I certainly can’t speak for anyone but myself, but this seems like one of the least exciting offseasons for the Red Sox in recent memory. The way I see things, the roster is mostly set, and I can’t see too many fireworks coming this winter. It’s not like past years, when the rotation desperately needed firepower at the top and we were all anticipating those big moves. This year, there could be some big moves in the bullpen or to replace David Ortiz. However, it seems more likely (again, by my view) that they will go with mid-tier options in both areas and go into next season with a roster that looks very similar to the one it does now.

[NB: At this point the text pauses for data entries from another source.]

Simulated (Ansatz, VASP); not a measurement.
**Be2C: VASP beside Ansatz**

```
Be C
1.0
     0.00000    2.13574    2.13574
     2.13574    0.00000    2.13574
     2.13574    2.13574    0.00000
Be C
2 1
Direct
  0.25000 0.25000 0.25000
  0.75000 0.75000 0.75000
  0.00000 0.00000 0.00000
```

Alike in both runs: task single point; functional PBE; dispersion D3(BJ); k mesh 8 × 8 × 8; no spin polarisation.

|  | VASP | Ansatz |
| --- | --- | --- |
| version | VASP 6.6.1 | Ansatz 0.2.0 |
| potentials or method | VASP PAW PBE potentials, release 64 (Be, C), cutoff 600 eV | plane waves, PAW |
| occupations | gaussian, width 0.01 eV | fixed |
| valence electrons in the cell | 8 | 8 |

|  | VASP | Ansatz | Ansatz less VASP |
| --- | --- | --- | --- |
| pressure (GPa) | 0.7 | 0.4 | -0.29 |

Whatever happens, the fate of the 2017 Red Sox is likely to lie on the backs of the core that already resides in Boston. It’s a fool’s errand to predict something as specific as lineup order at this point on the calendar, but it seems early with this team. I think it’s fair to expect the top of the lineup to look mostly the same as the end of the 2016 season, with Dustin Pedroia, Xander Bogaerts and Mookie Betts starting things off. While I’d personally prefer Betts to hit second instead of Bogaerts, that is picking nits. It’s the leadoff man, Pedroia, I’d like to focus on.
As we all know, the top spot in the lineup isn’t his usual spot, and it wasn’t where he began last season. He spent most of the year hitting second behind Betts, where he has also spent most of his career. In fact, there have been rumblings in the past that he’d prefer not to hit first. When the lineup hit a slump, however, John Farrell shook things up and the offense got back to normal. Some of that was surely regression back to the mean, but Pedroia was undeniably successful in his new role.
Despite whatever hangups he may or may not have had about leading off, it didn’t show in his production. He ended up with 213 plate appearances out of this spot in the lineup, and hit .362/.394/.457. Pedroia was a huge part of the lineup all season, and was particularly important as the table-setter, consistently getting on base and setting things up for the rest of the dynamic offense. The Red Sox should be good offensively again in 2017, but their second baseman and leadoff man will need to be similar if they want to be elite again.
As I said, Pedroia was good all season and not just in that leadoff role. While staying healthy all season and accruing 698 plate appearances (11th most in baseball), he hit .318/.376/.449. The power bounce-back got most of the headlines all year, but it was his on-base ability that really carried most of his offensive value. Pedroia finished the year 19th among qualified hitter in OBP. He did it, however, more on the back of a strong average than impeccable patience. The question is whether or not that is a repeatable skill?
For the most part, it should be. Part of Pedroia’s high AVG was certainly due to a career-high batting average on balls in play, which one would reasonably expect to come down. More on that in a minute. The other part of it was his low strikeout rate, which should be more sustainable. At a time when strikeouts are higher than ever, Pedroia was set down by way of the K just over ten percent of the time, the seventh lowest rate in baseball. While it’s a little lower than the past few years, it’s right in line with where he’s been for most of his career, and it’s safe to assume he can stay there again.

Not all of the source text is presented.